Elasticsearch
Information on this page is taken from elastic.co.
Overview
The open source Elastic Stack includes a number of tightly coupled products:
- Kibana: Elasticsearch data visualization tool.
- Elasticsearch: Search engine based on lucene.
- Beats: Lightweight data shipper.
- Logstash: ETL tool used for data enrichment.
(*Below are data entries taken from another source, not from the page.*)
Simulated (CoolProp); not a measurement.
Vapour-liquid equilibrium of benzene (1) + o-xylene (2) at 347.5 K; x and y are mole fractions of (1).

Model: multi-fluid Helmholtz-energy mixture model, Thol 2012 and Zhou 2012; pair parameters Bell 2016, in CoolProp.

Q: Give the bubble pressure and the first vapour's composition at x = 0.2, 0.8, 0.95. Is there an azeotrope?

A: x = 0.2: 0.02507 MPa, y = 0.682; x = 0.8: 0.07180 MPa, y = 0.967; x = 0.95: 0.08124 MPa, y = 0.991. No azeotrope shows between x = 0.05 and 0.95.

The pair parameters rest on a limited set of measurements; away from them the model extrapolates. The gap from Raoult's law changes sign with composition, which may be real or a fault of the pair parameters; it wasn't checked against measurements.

Elasticsearch is horizontally scalable and provides high availability.
Kibana
The Kibana Dev Tools console lets you interact with Elasticsearch. Navigate
to kibana and choose Dev Tools in the side bar. Commands should be entered
into the editor pane (left). Each command will begin with REST methods like
POST or GET.
After typing a command, click the green arrow to execute it. You may also execute with ⌘-ENTER on a Mac. Results will appear in the response pane (right). You can also click the wrench next to the green arrow to copy as a cURL command.
CRUD
Elasticsearch operates through REST endpoints. Even the language specific clients (JavaScript, Python, etc) use REST behind the scenes. All commands in this section will be written as if they were typed into Kibana.
Create
POST
Elasticsearch stores documents using the JSON format. Each value must be one of six types: string, number, object, array, boolean, and null.
POST /inspections/report
{
"business_address": "660 Sacramento St",
"business_city": "San Francisco",
"business_location": {
"type": "Point",
"coordinates": [
-122.585833,
37.985355
]
},
"inspection_date": "2016-02-04T00:00:00.000"
"inspection_score": 96
}
This command will index a document in Elasticsearch. inspections is the
index name. report is the type. You can only have one type per index in the
latest version of Elasticsearch.
Executing this command will automatically create the index for us, named "inspection". Instead of dynamically creating the index based on the first document we add, we can create the index beforehand, to set certain settings.
PUT /inspections
{
"settings": {
"index.number_of_shards": 1,
"index.number_of_replicas": 0
}
}
PUT
PUT lets you specify the ID of the document. POST creates the document's
ID for us.
PUT /inspections/report/1234
{
"business_address": "660 Sacramento St",
"business_city": "San Francisco",
"business_location": {
"type": "Point",
"coordinates": [
-122.585833,
37.985355
]
},
"inspection_date": "2016-02-04T00:00:00.000"
"inspection_score": 96
}
Bulk Insert
When you need to index a large number of documents, you should use the bulk
API (at the _bulk endpoint). You may see significant performance benefits.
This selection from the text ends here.